That means limiting the number of people on a debate stage, Mr. Arnold says – not unlike the decision in the 2016 presidential primary season to hold one prime-time debate for top contenders and another for lower-tier candidates. Except in this case, the also-rans have been limited to venues like high school gymnasiums.

The state Democratic Party, on the other hand, has welcomed Bergeson’s participation – including in a gubernatorial forum at their recent convention.

“I think people appreciated having Jack on stage and hearing from him,” says Ethan Corson, executive director of the Democratic Party in Kansas. “Otherwise, you’re sort of guessing at what those younger people are interested in.”

What their peers are saying

Even some young Kansans have mixed feelings about their peers’ campaigns.

“I admire the kids that are protesting against gun violence – I think that’s a more useful use of our time than running for governor, where you can’t actually do anything,” says Ben Engle, a high school debater from Kapaun Mt. Carmel Catholic High School in Wichita.

Others wonder whether some of the teenage candidates may be motivated more by a desire to burnish their resumes for college than to actually lead the state of Kansas – and say the quixotic campaigns have been limited to well-off, white kids who can afford the $2,100 necessary to get on the ballot. (Bergeson says he raised the sum from about 60 donors who contributed an average of $40 each, and Ruzich – who says he was born into a “very, very poor family” that pulled ahead through financial responsibility – has even had out-of-state donors contribute.)

But some point out that social change has often been led by young people. The Marquis de Lafayette, a Frenchman who played a key role in the American Revolution, was just 19 when Congress commissioned him as a major general, and Alexander Hamilton was 21 when he signed the Declaration of Independence.
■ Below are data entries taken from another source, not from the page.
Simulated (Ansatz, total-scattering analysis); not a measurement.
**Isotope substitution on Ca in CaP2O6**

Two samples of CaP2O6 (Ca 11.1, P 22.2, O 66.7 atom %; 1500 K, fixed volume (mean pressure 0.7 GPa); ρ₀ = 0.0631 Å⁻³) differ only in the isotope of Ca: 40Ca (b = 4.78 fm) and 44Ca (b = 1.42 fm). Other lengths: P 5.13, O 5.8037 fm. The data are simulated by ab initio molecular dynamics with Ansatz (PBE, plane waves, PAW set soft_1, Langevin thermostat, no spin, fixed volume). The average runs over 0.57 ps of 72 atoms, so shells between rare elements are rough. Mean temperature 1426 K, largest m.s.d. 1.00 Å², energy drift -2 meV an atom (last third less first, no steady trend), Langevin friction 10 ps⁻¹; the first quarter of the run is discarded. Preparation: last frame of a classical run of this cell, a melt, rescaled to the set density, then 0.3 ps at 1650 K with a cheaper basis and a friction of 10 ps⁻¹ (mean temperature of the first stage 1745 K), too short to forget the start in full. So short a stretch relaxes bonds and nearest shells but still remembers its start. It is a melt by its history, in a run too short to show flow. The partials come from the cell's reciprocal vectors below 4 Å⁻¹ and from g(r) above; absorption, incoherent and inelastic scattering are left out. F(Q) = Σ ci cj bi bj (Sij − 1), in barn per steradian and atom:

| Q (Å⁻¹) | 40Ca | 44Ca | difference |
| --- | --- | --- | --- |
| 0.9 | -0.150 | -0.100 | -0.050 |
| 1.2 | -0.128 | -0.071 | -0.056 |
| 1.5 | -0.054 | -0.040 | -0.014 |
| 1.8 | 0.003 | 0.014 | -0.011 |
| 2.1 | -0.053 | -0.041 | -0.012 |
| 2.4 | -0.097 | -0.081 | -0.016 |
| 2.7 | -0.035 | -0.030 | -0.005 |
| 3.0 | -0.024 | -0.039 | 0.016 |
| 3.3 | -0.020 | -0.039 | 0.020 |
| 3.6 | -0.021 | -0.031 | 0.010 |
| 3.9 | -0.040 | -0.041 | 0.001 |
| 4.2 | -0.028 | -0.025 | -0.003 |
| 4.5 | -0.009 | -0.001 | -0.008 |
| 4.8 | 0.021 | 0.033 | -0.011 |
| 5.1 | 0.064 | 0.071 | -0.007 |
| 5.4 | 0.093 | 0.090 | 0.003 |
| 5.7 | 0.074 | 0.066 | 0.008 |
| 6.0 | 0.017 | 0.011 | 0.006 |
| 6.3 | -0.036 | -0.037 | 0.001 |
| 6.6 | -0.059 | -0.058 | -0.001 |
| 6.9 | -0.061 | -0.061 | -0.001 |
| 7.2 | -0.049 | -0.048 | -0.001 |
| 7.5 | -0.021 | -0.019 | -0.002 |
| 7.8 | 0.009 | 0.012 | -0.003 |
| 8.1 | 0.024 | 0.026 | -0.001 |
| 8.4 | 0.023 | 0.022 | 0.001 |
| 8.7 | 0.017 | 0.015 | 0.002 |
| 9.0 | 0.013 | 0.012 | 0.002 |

“We have spent so much time and energy telling kids, ‘Do whatever you want to be, be the change you want to see,’ ” says James Harris, a debate coach at Andover High School outside Wichita. “But all of a sudden when they step up to the plate we tell them, ‘Oh, it’s not your time.’ ”

Ruzich, for his part, remains unswayed.

“When there is a debate, whether I’m invited or not … I’m going to be there,” he vows. “I deserve to be in the same room.”